Thursday, July 15, 2010

Roughing out 'Cariad' Welsh Lovespoon

Fretting out all the inside cuts for the lettering, the celtic knot-work and the gear wheels has been a bit of a problem. My attempt to make things a little easier for the scroll saw work, by cutting away much of the waste on the underside, only created other problems. I no longer had a stable platform and even after taking the precautions that I had foreseen these were barely enough to make cutting possible. The job did get done of course but with much more difficulty than I had envisaged. The lesson learned is to leave a good solid base on the work for the scrolling even if it means a very slow progress through the thicker timber.

The precautions that I was able to take, to try and provide, what I thought would be a completely stable platform, was to keep all the shaped off-cuts from any previous cutting (always a good idea) and reassemble the block from these. I had begun to do this prior to drilling, on the drill press, the entry holes for the scroll saw blade. Then with clear packing tape and hot-melt glue, I re-assembled the block.

Even with the block re-assembled there was enough flex in the assembly to make the cutting difficult, requiring extreme concentration constant stopping and a cautious cutting a little further from the line than I normally would. In some areas, where overlaying elements are to be carved and no saw piercing was possible, it would be only by carving that the forms could be established. So likewise I would simply have to carve up to the lines where I hadn't dared too close a cut.

With Most of the scroll sawing done I have started roughing out the major forms and establishing them at their various levels relative to one another, by carving their outlines, 'moving them down' in relation one another and re-carving as I go.

I had taken advice from David Western about the suitability of cherry for this piece. David had warned that apart from its general suitability for the particular needs of this piece and its sheer hardness, cherry had a tendency to be a bit splintery. I have found this to be the case. The timber cuts very crisply and cleanly with the grain but not so well across the grain where the fibres tend to separate into a slightly splintery texture. These areas where they occur, I notice, are easily cleaned up with some fine filing with a needle file, so I am confident that the long and careful finishing process is going to eventually bring up a surface that will do justice to a beautiful piece of timber.

So I will be continuing to rough out all the forms, then thinning down the knot-work and working the back of the spoon into the total design and sometimes refining some parts as I go to see how things are going to look.

Tuesday, July 13, 2010

'Cariad' Welsh Lovespoon

The intention had been to commence fretting out the pierced areas as the next stage but I was a bit worried about the small amount of room I'd left for separating the chain links at the top of the spoon, So I tackled Carving the chain first. After carving the chain links I began establishing some of the levels to which various elements would be carved. Doing this helps me to visualise those parts of the design that couldn't be be fully planned in the two dimensional drawing.

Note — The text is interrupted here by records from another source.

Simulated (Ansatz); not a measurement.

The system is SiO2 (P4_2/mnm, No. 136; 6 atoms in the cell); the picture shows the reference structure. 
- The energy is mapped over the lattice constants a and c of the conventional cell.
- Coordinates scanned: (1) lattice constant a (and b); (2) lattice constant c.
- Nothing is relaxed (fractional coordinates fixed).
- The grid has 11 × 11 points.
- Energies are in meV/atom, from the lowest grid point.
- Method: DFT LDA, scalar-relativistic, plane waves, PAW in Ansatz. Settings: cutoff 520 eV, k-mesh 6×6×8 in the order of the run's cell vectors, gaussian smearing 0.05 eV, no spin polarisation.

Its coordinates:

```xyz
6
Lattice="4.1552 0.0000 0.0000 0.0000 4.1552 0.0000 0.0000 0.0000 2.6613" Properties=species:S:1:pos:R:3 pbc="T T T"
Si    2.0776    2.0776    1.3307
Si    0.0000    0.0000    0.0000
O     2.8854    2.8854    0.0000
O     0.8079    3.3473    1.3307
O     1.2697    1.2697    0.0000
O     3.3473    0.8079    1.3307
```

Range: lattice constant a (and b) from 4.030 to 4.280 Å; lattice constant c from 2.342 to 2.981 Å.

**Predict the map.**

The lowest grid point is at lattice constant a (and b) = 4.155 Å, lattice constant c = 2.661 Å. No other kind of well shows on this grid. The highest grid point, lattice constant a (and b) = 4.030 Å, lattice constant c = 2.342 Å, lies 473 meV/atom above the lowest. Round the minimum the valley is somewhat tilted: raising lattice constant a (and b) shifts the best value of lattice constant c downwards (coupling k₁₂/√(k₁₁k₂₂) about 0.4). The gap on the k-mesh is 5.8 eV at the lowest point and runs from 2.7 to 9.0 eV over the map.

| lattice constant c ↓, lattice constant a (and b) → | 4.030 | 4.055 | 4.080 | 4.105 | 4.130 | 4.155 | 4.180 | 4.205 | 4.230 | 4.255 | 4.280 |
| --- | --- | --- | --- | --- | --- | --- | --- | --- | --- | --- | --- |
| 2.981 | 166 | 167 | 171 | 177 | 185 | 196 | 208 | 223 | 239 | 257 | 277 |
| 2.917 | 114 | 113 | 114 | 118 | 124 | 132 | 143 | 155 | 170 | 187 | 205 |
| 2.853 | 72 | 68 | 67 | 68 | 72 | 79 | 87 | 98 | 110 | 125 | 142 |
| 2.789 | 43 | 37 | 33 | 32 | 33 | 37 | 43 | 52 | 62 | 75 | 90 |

I also did a bit of roughing out inside the spoon bowl and will get back to this later, for the time being I'm trying to leave as much material to work with as possible, partly to safely creep up on final dimensions and partly to accommodate enough freedom to make further design decisions as work proceeds.

Having a fully rendered illustration of the intended spoon that can be reprinted as many times as needed is a really useful thing for a couple of reasons. I can cut and paste elements of the design back onto some carved away sections of the spoon and the shading, especially on the celtic knot-work gives me a ready reference both for redrawing on the carving when necessary and to avoid mistakes in the third dimension such as the 'under and overs' in the knot-work.

One simple tool I find useful at various stages and in lieu of sandpaper until the final finishing, is a trimming knife blade which can be used as a scraper just to tidy things up, like the exit points of drilled holes. It is always a good idea not to use any sand paper until all use of your edge tools is finished. If any sanding has been done prior to using your carving tools the this scraper can be used to scrape the area clear of any grit that may be embedded lurking to take the edge off your tools. Honing vigorously on just one side of the trimming knife blade imparts a slight burr on the edge and it will scrape more deeply producing fine shavings.

Another useful tool, if you don't have a carving gouge is a (cheap or reclaimed ) chisel ground with a round edge, it performs the same task as a gouge as you can see in the lower photo.